Some people never learn. Payment into court is a means by which construction financing and payments are allowed to flow down the construction ladder. They do not, and should not, suddenly make the payor liable to pay more money than would have been due had the money or security not been paid into court. The latest case to test this proposition is Basic Drywall inc. v. 1539304 Ontario Inc., a 2012 decision of the Ontario Superior Court of Justice.


A mortgagee paid money into court to vacate the liens of subs on the project. The owner was placed into receivership, the property was sold, and the sale proceeds were insufficient to fully pay the mortgagee and the subs.

The subs claimed that the mortgagee had to pay to the subs the amount that the owner owed to the general. Since the amount paid into court was less than that amount, the subs would get everything paid into court. The mortgagee submitted that it had to pay only the statutory holdback that the owner had been required to hold back from the general, not the amount that the owner owed to the general.

The mortgagee based its submission on section 78(2) of the Construction Lien Act, which states that construction liens have priority to the extent of the deficiency in the holdbacks required of the owner under Part IV of the Act.

The subs then argued that the mortgagee, by paying money into court, lost the priority that it otherwise would have had under section 78(2). The judge dealt with this submission, giving it the weight that it deserved, as follows: “The Plaintiff’s position does not make commercial sense, since the result would be to create a disincentive for funding lenders to pay money into court or post security in order to vacate liens, which would interfere with the continued flow of funding to building projects.”

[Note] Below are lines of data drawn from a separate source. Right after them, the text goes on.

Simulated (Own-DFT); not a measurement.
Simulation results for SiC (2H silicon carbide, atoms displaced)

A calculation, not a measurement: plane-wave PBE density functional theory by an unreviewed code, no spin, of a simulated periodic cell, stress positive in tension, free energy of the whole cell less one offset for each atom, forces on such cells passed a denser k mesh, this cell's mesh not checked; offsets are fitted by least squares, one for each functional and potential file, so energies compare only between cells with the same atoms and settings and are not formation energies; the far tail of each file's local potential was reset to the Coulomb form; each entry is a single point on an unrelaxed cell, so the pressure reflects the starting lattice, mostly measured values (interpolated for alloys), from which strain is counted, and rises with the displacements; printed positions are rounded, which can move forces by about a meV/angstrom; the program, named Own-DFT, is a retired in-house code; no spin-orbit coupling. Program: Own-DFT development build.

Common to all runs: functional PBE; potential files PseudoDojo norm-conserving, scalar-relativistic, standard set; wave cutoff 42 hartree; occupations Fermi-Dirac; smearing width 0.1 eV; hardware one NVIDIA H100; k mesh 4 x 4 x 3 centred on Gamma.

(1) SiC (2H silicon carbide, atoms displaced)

The subs had also argued that holdback includes not only the 10% holdback, but also any money that a payor owes as at the date of the lien. The problem with that argument is that section 78(2) references Part IV of the Act (i.e. the basic 10% holdback) and the subs were referencing Part III of the Act to bring in the additional amount that the owner owed to the general.


The subs received the 10% holdback; the mortgagee received everything else.